The other area which has been covered over the last couple of days is lower costs. The same networking vendors that have progressed things little in the last 20 years have kept prices high. There is nothing fundamental in SDN to make things cheaper – at least from a capital cost perspective. What is really happening is SDN is a disruption change allowing new players to emerge and it is shifting value from boxes to the higher layers. Networking boxes therefore become more commodity. It is this area where I have been involved for the last 18 months with the LINC OpenFlow switch which enables new low cost vendors to enter the networking space.
Returning to our telecom parallel, it is the STP (OpenFlow controllers) and SCP (OpenFlow applications) where new opportunities and players are emerging. The volume is in the switch/router layer whilst the value and therefore profit will be with the higher layers. Switches will be commodity with little opportunity to differentiate.
The fundamental change in telecom was not the cost element since in reality this was extra boxes to buy so actually higher cost. Operators moved to a centralised control model since costs were reduced from a support perspective. It was far easier to maintain since routing could be changed dynamically (least cost routing) and adds and changes made in a simple manner from a central location.
Throttling before, was complex configuration activity and therefore prone to human error but with a centralised control function it became possible to automate the activity.
Number translation and number abstraction was also a powerful and fundamental change. It meant numbers were no longer tied to a location. Call control became more flexible allowing dynamically change to call routing and call manipulation. This lead to virtualised PABX type service like Centrex. The operators had a powerful new tool to create new services in a simple way. For example private dial/numbering plans.
So fast forward to today. The sales messages for SDN and OpenFlow are about lower cost and flexibility (easier support and faster provision). The reality is OpenFlow will probably not lead to lower capital costs – at least not initially. If you already have a router network and it works then you won't save money by replacing it with OpenFlow since you will have new investment costs and scrappage costs for your existing network. Depending on how much service and network provisioning change is taking place in your network you may have reduced support and administration costs resulting from OpenFlow's flexibility – this becomes a simple business case. Are my support cost reduction gains worth the capital investment?
Contrasting with telecoms is useful. Load control and throttling is comparable to today's denial of service threats. Today if we have an attack, it can be quite a manual task to apply blocking rules across a large distributed network. Ironically building resilient fault tolerant networks actually creates more problems compared to a simple linear service chain. More meshing means more options for threats and attacks to find alternative routes.

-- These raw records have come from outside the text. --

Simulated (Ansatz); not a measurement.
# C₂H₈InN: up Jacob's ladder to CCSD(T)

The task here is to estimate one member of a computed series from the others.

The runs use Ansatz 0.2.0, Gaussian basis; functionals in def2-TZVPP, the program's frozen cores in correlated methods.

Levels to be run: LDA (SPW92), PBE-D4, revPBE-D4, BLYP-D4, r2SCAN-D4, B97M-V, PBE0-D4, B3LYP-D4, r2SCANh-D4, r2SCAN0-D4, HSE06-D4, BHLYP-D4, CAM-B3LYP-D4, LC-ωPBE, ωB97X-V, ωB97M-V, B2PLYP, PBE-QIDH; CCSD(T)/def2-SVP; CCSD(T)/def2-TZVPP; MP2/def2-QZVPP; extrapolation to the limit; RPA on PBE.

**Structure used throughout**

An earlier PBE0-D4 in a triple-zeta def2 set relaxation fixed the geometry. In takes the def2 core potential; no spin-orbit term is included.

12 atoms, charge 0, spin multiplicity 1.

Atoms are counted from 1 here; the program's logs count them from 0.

OpenFlow's centralisation enables similar functionality to telecom's traffic management. Centralised blocking control means that policies such as block all traffic from this IP address or all traffic to this IP address can be simply created and applied on a network-wide basis. If you are in the firewall business you better watch out. OpenFlow is going to impact your business.
For example it now be possible to block queries to particular DNS lookups. Schools may restrict access to facebook.com during specific hours so that the lookup simply fails!
It's worth briefly considering IP v4's addressing. In reality it is hierarchical with the numbering having a geographical binding. This sub-net relates to a country and sub-net location. It is not so different from old world telecoms yet we like to fool ourselves that IP is a fresh new idea!
The decoupling of the control of the data forwarding plane in telecom allowed address abstraction – the numbers pretty much became irrelevant. We still needed “unique” numbers but they were no longer cast in-stone.
It is this decoupling in telecoms that spawned service innovation and flexibility. I believe that exactly the same will happen in IP and OpenFlow enables this control abstraction.
So let's look at telecom services and see what insights we can gain for the future of SDN. Firstly numbering abstraction. We probably won't have freephone equivalents since IP bearer costs are not exposed to the end user (yet) however being able to route traffic to an address (telephone number) and route traffic optimally is an interesting and potentially powerful feature. Consider Google. Currently there is coarse granularity traffic routing eg google.com, google.co.uk etc and there are data centre load balancing similar to ACD functionality in the telecom world. We now have IP addresses which the control plane can decide to route in different ways to today. We could for instance allow the network to handle routing to the nearest Google data centre without lots of special hacks such as DNS, or special routes to do the data centre assignment.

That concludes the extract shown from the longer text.